Gov. Phil Bryant and his economic team were excited to announce last week that Mississippi was going to get a slice of the action in building the newest generation of fighter jets.
Of course, such news doesn’t come for free. The company, Northrop Grumman, will get $3.4 million in state and local aid — almost as much as it plans to invest in expanding its Gulf Coast facility to handle making part of the F-35.
For that $3.4 million, Mississippi supposedly will get 60 new jobs over the next four years. At $57,000 a job, that’s a “bargain” considering some of the grotesquely expensive deals Bryant has struck lately, such as the $240,000 per job he encouraged state and county officials to give away to Continental Tire.
As remarkable as these corporate giveaways are, there was something else in The Associated Press story about the Northrop Grumman announcement that is worth a mention. Mississippi, said the story, will be one of 46 states that has some part in building the F-35.
Spreading the work is hardly an innovation in manufacturing efficiency. It is simply a matter of political expediency. This is how defense contractors keep as many people in Congress happy and the program off the cutting block, since members of Congress typically oppose anything — no matter how economically sensible — that would cost jobs in their states or districts.
Northrop Grumman is just one of the hundreds of subcontractors that Lockheed Martin Corp. is using to build the F-35 — the excesses of which are being passed on to the taxpayers.
The F-35 not too long ago was singled out by President Donald Trump as a glaring example of the chronic cost overruns within the defense industry. The 2,400 jets the U.S. has agreed to purchase are now projected to run about $400 billion, double the original price tag.
In an effort to appease Trump and other critics, Lockheed Martin announced earlier this year that it was able to find some savings for the next installment of 90 jets and bring the cost down by about 8 percent. Big whoop! The jets will still run between $95 million and $123 million apiece.
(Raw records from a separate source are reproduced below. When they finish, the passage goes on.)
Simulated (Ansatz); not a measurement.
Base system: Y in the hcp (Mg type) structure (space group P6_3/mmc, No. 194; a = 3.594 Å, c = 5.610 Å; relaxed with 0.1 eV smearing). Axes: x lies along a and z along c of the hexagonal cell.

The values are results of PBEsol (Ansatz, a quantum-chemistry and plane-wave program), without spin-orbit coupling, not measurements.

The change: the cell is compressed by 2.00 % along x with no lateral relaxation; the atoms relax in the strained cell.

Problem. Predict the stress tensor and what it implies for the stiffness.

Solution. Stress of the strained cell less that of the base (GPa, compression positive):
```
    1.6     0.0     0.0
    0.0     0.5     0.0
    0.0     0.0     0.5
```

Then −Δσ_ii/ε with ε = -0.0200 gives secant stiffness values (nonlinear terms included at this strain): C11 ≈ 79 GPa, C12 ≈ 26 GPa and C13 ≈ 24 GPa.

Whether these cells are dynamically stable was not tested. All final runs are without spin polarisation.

The question that should be asked is what these fighter jets would have cost if their parts had been made in a couple of dozen places instead of a couple of hundred. How much could Lockheed Martin have reduced the cost by consolidating manufacturing in a few states?
Defense contractors don’t ask these kinds of questions because they have no motivation to be efficient. What do they care if a jet costs $100 million to make rather than $50 million?
And besides, Congress really doesn’t want them to be efficient. That would mean fewer jobs the politicians can brag about creating.